Though to be fair, her father’s a bit of a douche since he dumps her off with relatives she doesn’t know in a foreign country in order to go on a cruise with her new squeeze.

Has he ever seen Taken?

Obviously, not.  And so at this point in this review you’re probably like another YA book with horrible people what else is new.

Anyway, once the book moves to Scotland things start moving-well, not really.  We have a hundred pages of dribble of bad usage of dialect.

Seriously writers, unless your name is Mark Twain do not attempt to use dialect.

Fuck that.

I couldn’t even stand Twain’s writing because I hate dialect.  In fact, the only writer allowed to use dialect is JK Rowling when she’s writing Hagrid’s lines.

Anyone else, screw you.

One of the things I find really offensive about dialect is that it cheapens and generalizes a culture.  Here this exemplified.

I recently started watching a 90’s Scottish TV series called Hamish McBeth.  I can tell that no one in that show talks like the characters in Into the Dim.  Furthermore, adding thou and thus to make the English authentic sounding to medieval English is bull shit.

I can tell you that medieval English was completely different from the English that I am writing right now.  As part of my undergraduate degree I was required to take an early English literature class-Think Beowulf to Milton- and on the first day of class my professor delighted the class by reading parts of Beowulf out in old English (here’s a Youtube link of a reading if it if you’re interested).

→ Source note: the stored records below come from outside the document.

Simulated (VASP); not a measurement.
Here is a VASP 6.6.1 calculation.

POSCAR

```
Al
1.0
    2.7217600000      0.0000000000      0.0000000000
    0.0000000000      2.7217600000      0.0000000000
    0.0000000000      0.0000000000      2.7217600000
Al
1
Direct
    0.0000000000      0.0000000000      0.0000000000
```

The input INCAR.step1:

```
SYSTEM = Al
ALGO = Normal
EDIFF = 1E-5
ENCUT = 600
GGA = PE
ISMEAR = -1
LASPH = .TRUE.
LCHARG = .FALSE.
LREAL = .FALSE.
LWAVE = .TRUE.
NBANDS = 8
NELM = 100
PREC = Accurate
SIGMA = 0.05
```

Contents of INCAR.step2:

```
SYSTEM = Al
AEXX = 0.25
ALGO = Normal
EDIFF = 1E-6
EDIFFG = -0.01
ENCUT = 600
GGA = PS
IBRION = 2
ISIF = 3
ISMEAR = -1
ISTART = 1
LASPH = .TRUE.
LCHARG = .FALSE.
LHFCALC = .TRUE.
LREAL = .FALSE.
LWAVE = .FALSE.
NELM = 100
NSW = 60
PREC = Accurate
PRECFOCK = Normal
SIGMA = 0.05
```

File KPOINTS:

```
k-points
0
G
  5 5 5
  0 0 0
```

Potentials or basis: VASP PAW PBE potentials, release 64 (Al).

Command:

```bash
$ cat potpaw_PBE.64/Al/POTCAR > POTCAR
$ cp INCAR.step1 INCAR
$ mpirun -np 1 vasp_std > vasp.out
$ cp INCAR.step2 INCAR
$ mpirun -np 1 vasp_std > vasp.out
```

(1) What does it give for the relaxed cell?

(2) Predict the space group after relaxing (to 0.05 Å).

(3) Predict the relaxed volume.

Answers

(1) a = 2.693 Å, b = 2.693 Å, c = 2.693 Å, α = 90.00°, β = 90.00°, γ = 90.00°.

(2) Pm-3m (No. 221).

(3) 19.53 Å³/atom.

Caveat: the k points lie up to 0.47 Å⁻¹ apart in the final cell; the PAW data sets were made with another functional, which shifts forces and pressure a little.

Sounded like complete gibberish to me.

The Elizabethan  era is when modern day English really started to make its appearance.  This wasn’t until hundreds of years after Eleanor’s time period.   And anyone who has read Shakespeare knows that this is where all those “thus” and “thou” make an appearance.

So from a schematics perspective, the book failed.

It also failed when it came to the shitty love interest trope.

Any regular reader of this blog knows that I love to ship books.  But there was no way in hell that I could ship the ship in this book.  It was just blah beyond belief.  And just too convenient.   Honestly, the book would’ve been better without the ship with the boy with the weird colored eyes.

There were some things about this one, that might make the sequel interesting to pick up, but I really don’t know if I’m going to do it.  Besides horrible characters, use of dialect, and a boat load of YA cliches, the writing in general was really clunky.

Overall Rating: I’m thinking a C-.  There were some interesting things about Into the Dim, but it did not live up to expectations.  In fact, I really don’t think it was ready for prime time.  Hopefully, Taylor’s next installment in the series will be less clunky and won’t include five thousand mentions of the word lass.